The hammering of the server by the clients is not scalable. When not using a haptic capture device, it is possible to limit the amount of traffic. In this case, if the client software knows how long the vibration cue will be presented to the player, it can deploy a message to the server indicating the entire duration. For example, the game may know it will present a 5 s 100 % intensity cue on vibration motor 1. When the client reads this message, it knows that there is no need to keep polling for the next five seconds and will hold off repeatedly requesting information. This becomes much harder in the case of a hardware capture because the future of the haptic stream is not known and a polled method must be used.

The current prototype relies on streaming the haptic information through different servers than the originating video. Even after going through a manual sync process, the two streams can become out of sync. In order to avoid this issue, protocol modifications are suggested to follow similar streaming techniques for closed captioning. Two standards for synchronizing text to video are described below and then an addition to these is proposed to utilize haptic information streams in a similar fashion.
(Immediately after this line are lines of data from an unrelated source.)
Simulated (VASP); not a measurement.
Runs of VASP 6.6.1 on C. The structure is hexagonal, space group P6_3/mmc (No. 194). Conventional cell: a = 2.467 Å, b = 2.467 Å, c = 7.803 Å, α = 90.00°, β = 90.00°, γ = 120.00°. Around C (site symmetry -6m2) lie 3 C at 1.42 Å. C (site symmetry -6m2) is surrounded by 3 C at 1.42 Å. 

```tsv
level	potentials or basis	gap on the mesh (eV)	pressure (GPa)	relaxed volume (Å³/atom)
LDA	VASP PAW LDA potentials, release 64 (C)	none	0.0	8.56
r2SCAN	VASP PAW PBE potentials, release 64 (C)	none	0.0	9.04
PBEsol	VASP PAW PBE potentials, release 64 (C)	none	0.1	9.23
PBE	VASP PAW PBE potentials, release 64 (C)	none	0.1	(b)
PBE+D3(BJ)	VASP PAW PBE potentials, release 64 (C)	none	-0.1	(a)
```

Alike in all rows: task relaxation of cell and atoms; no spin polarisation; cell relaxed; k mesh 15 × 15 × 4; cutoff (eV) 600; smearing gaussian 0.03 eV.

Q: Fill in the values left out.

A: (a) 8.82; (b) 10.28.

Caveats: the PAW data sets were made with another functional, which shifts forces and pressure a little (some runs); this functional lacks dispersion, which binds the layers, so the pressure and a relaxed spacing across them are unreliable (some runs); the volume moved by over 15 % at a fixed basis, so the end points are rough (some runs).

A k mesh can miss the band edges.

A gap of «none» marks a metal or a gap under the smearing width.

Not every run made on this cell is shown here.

WebVTT: The Web Video Text Tracks Format [22] was last updated at the end of October, 2014 and describes captions or subtitles for video and audio content distributed across the internet through HTML. The text tracks can be passed alongside a video by using the <TRACK> tag. WebVTT streams are in the following format:

00:11.000 –>00:13.000

<v Roger Bingham> We are in New York City

This entry in the stream indicates that from seconds 11 until seconds 13, the string shown in the second line should be displayed. Haptic information can be encoded in this exact same format. Using the same time encoding, the second line can contain information about the state of the motors during that time. A proposed addition to this specification would allow the definition of haptic states. The following encoding would indicate that the haptic motor on controller 0 with identifier 0 should vibrate at half of its capacity between seconds 11 and 13:

00:11.000 –>00:13.0000,0,0.5

This could be extended to identify a sequence of haptic signals that could be performed over the time defined. For example, the following json encoding would indicate that vibration motors 0 and 1 should pulse at full intensity for 1 s, followed by a half a second of silence for the time period of 11 s through 21 s:

00:11.000 –>00:21.000 “pulses”: [“duration”: 1, “pulse”: [“id”: 0, “value”: 1, “id”: 1, “value”: 1], “duration”: 0.5, “pulse”: [“id”: 0, “value”: 0, “id”: 1, “value”: 0]]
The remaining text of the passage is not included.